Most Rev. John Edward Gunn served as the sixth Bishop of Natchez from 1911 to 1924. The oldest of eleven children, John Gunn was born in Fivemiletown, County Tyrone, to Edward and Mary (née Crew) Gunn. From 1875 to 1880 he studied at St. Mary’s College in Dundalk. He then attended the Marist House of Studies in Paignton, England (1880-1882) before furthering his studies in Rome at the Pontifical Gregorian University (1885-1890). While in Rome, He made his profession in the Society of Mary on August 23, 1884, and was ordained to the priesthood by Patriarch Lenti on February 2, 1890.
Father Gunn, S.M. taught at St. Mary’s in Dundalk until 1892, when he became professor of moral theology in the Marist House of Studies at the Catholic University of America in Washington, D.C. In 1898 he was assigned to Atlanta, Georgia, where he served as pastor of the newly erected Sacred Heart Church. (Now known as the Basilica of the Sacred Heart of Jesus).
On June 29, 1911, Gunn was appointed the Bishop of Natchez by Pope Pius X. The diocese contained 75 churches, 46 priest, and 17,000 Catholics. After 13 years of labor in his vast vineyard, there were 149 churches and over 31,000 Catholics.
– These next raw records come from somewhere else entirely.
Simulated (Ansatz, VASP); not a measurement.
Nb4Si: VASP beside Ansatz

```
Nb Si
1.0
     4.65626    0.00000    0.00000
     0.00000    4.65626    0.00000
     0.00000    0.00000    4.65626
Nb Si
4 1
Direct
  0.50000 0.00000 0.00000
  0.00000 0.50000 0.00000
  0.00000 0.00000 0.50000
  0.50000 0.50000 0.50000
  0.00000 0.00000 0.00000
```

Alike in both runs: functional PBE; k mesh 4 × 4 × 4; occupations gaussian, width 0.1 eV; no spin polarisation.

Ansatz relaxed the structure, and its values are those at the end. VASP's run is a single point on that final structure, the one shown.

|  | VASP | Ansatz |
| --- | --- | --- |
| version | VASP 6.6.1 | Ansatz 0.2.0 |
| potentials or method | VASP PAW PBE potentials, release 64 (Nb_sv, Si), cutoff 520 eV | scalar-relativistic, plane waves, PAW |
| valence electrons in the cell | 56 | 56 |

Bishop Gunn found Natchez a difficult base from which to govern his 48,000 square miles diocese. He realized that the railroad was the main source of travel and none of the states three main lines passed through Natchez. In July 1912 Bishop Gunn had the priest’s retreat at Bay St. Louis. It was the first time the center of Mississippi Catholic activity was moved away from Natchez. 1914-1918 brought tough years with World War I. The bishop was a major force in voicing justification in defense of one’s country. The bishop relied on Fr. Patrick Hayden, and after 1921 Fr. Peter Ahern to run the Natchez parish. The move to the Gulf Coast was not all logistics as Bishop Gunn was suffering from rheumatism: “A bishop’s job is no job for a man suffering with my kind of rheumatism.” He was thinking of retiring.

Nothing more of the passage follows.